How do I deal with XML entities in parsing an XML file?

1,092 views
Skip to first unread message

Ben Bullock

unread,
Aug 21, 2010, 10:08:00 PM8/21/10
to golang-nuts
I am trying to write an XML parser for JMdict_e as downloadable here:

http://ftp.monash.edu.au/pub/nihongo/JMdict_e.gz (5.7 megabytes)

I already have an Expat-based parser for this file in C. As an
experiment, I tried to make a Go version of it.

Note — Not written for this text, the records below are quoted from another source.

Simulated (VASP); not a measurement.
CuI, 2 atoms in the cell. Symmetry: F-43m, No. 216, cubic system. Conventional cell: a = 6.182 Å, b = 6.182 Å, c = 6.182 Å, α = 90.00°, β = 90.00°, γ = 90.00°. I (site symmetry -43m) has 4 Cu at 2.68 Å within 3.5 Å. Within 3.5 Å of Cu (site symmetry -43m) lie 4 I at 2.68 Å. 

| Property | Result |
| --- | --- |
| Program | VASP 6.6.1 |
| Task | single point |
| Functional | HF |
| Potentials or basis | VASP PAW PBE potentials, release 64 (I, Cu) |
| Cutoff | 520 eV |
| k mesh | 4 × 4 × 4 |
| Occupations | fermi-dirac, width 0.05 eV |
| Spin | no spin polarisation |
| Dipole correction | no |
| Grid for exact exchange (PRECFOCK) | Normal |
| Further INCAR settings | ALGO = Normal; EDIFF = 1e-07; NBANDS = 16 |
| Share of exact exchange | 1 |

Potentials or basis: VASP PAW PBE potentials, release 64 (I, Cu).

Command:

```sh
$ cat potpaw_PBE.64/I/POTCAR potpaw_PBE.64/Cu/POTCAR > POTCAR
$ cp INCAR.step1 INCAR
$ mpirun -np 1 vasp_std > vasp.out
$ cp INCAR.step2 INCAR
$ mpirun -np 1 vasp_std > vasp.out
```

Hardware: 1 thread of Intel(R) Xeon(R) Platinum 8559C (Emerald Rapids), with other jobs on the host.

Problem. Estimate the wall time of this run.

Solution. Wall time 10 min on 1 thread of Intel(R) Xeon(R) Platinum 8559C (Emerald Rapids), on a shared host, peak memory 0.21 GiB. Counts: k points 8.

When I try to run the program as follows, I get this error message:

error occurred XML syntax error on line 381: invalid character entity
&n;

The entity is defined in the file.

Here is the offending input:

----------

<entry>
<ent_seq>1000000</ent_seq>
<r_ele>
<reb>ヽ</reb>
</r_ele>
<r_ele>
<reb>くりかえし</reb>
</r_ele>
<sense>
<pos>&n;</pos> -------------------- line 381
<gloss>repetition mark in katakana</gloss>
</sense>
</entry>

----------

Here is the program:

-----------

package main

import (
"fmt"
"xml"
"os"
)

type Entry struct {
ent_seq string "chardata"
}

func main () {
jmdict_file := "/share/projects/j2e/dict/JMdict_e"
src, err := os.Open (jmdict_file, os.O_RDONLY, 0)
defer src.Close ()
if err != nil {
return
}
var entry Entry
for {
err := xml.Unmarshal(src, & entry)
if err != nil {
fmt.Printf ("error occurred %s\n", err);
break
}
fmt.Printf ("%s\n", entry.ent_seq);
}
}

------------

Any suggestions about how to go about this?

jimt

unread,
Aug 21, 2010, 11:14:54 PM8/21/10
to golang-nuts
You need to supply the XML parser with a EntityMap which defines all
the possible stuff you can encounter.

Here's a fnction that fills a map with all all w3c defined xml
entities:
http://github.com/jteeuwen/go-pkg-xmlx/blob/master/xmlx/entitymap.go#L58

This bit shows how to use it:

xp := xml.NewParser(strings.NewReader(s))
xp.Entity = myEntityMap

I don't recommend loading up the entire map every time, because it's
pretty huge.
Try to pick and chose only those entities you are likely to encounter
in your data.

Ben Bullock

unread,
Aug 22, 2010, 12:17:26 AM8/22/10
to golang-nuts


On Aug 22, 12:14 pm, jimt <jimteeu...@gmail.com> wrote:
> You need to supply the XML parser with a EntityMap which defines all
> the possible stuff you can encounter.
>
> Here's a fnction that fills a map with all all w3c defined xml
> entities:http://github.com/jteeuwen/go-pkg-xmlx/blob/master/xmlx/entitymap.go#L58

Actually the entities are defined in that file like this:

<!ENTITY n "noun (common) (futsuumeishi)">

With expat it automatically decodes them so that if I ask for the text
segment I get the above rather than &n;.

> This bit shows how to use it:
>
>    xp := xml.NewParser(strings.NewReader(s))
>    xp.Entity = myEntityMap

> I don't recommend loading up the entire map every time, because it's
> pretty huge.
> Try to pick and chose only those entities you are likely to encounter
> in your data.

Thanks, but I don't need those entities, I need the ones defined in
the JMdict_e file, where &n; means "noun".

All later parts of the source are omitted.